“You can make out two orange eyes and a white button nose. In the case of this “happy face”, the two eyes are the galaxies SDSSCGB 8842.3 and SDSSCGB 8842.4.”
From the ESA website for the Hubble space telescope.
The smile, however, is an optical illusion. The lines are actually arcs created by a galaxy cluster. Such phenomena occur when a very massive object (and galaxy clusters are the most massive objects in the universe) is located between the distant source of light and the observer. The object deflects the “incoming” light from its original path, thus acting like an enormous gravitational lens.
The smiling image is a special case of gravitational lensing, known as Einstein ring.
For a non-mathematical, beautifully illustrated explanation, see “Einstein Rings: Nature’s Gravitational Lenses” by Leonidas Moustakas and Adam Bolton. Here is a short version:
When light coming from a distant source (such as a galaxy) passes through a strong gravitational field (created, for example, by another galaxy), the light is deflected from its course. To an observer, that light appears “bent”, as if it passed through a lens. If the source galaxy, the “lens” and the observer (in this case the Hubble Space Telescope) are aligned almost perfectly along the same line, the light rays from the faraway source will be bent all around the lens, forming a full Einstein ring.
I thought that Einstein’s rings are called so simply because gravitational lensing stems from Einstein’s theory of General Relativity (which he published in 1915). In Einstein’s biography, Subtle is the Lord, Abraham Pais points that it was Isaac Newton who suggested that
“Bodies act upon Light at a distance, and by action bend its Rays.”
In 1801, the astronomer von Soldner calculated from astronomical data the scattering of light-particles by the Sun according to Newtonian scattering theory. Einstein, who did not know of von Soldner’s work, became aware that gravitation caused the bending of light in 1907. At that time, Einstein thought only of terrestrial experiments as a means of observation, and therefore concluded that these would be too hard to perform. By 1911, Einstein realized that deflection of light by the Sun could be detectable. The value he calculated was quite close to the one von Soldner found.

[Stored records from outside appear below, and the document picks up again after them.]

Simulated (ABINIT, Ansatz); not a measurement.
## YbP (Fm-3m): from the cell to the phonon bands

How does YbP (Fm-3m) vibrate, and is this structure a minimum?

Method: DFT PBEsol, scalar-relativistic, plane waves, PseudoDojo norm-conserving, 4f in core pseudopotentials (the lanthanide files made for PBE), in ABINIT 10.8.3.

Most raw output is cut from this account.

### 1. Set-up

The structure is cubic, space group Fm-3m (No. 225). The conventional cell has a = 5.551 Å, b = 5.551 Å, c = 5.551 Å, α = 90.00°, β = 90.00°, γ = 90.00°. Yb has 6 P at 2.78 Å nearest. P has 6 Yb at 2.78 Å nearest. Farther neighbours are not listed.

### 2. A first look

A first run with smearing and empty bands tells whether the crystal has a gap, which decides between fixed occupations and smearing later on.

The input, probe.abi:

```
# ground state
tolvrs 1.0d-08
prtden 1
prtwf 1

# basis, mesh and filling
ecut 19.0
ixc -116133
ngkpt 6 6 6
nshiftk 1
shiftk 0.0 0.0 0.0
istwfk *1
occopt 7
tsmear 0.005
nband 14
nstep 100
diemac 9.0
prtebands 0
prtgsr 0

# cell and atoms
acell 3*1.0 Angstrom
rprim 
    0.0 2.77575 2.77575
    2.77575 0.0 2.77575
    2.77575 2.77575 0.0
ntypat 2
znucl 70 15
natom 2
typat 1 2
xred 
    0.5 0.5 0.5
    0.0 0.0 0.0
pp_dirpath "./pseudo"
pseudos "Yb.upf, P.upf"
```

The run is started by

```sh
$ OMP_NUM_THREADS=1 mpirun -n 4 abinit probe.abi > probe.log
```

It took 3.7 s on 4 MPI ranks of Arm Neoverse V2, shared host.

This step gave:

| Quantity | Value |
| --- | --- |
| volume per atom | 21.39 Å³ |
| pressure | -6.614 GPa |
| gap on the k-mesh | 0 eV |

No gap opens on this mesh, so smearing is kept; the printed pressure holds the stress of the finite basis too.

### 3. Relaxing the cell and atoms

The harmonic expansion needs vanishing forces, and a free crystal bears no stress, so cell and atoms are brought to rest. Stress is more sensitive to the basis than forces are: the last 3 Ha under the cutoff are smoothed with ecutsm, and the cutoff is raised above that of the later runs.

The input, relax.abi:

To form a gravitational lens, a distribution of matter (such as a cluster of galaxies) has to be located between a distant source and an observer. It acts like a lens, because its strong gravitational field bends the light from the source as it travels towards the observer.
According to Tilman Sauer (in A brief history of gravitational lensing):
“Einstein jotted down the basic properties of such a gravitational lens in one of his notebooks, presumably on the occasion of a visit to Berlin in April 1912… The notebook contains rough sketches as well as the basic formulae needed to describe the lens effect… At the time, Einstein must have concluded that the lens effect would not actually be observable. In fact, the angle between the two images depends on the mass of the lens object as well as the distances between source, lens mass and observer; it is exceedingly improbable for two stars to be aligned so precisely as to produce a double image observable from Earth.”
Orest Chwolson published a paper about the effect in 1924, but the concept did not receive much attention until Einstein published in 1936 a brief note on the subject, in the journal Science. In the note, Einstein presented formulae for the optical properties of a gravitational lens, which he had derived some 24 years earlier. After Einstein published, the topic was followed by a number of articles by well-known scientists.
According to Wikipedia, the first Einstein ring was discovered in 1988, and the first complete Einstein ring was discovered in 1998.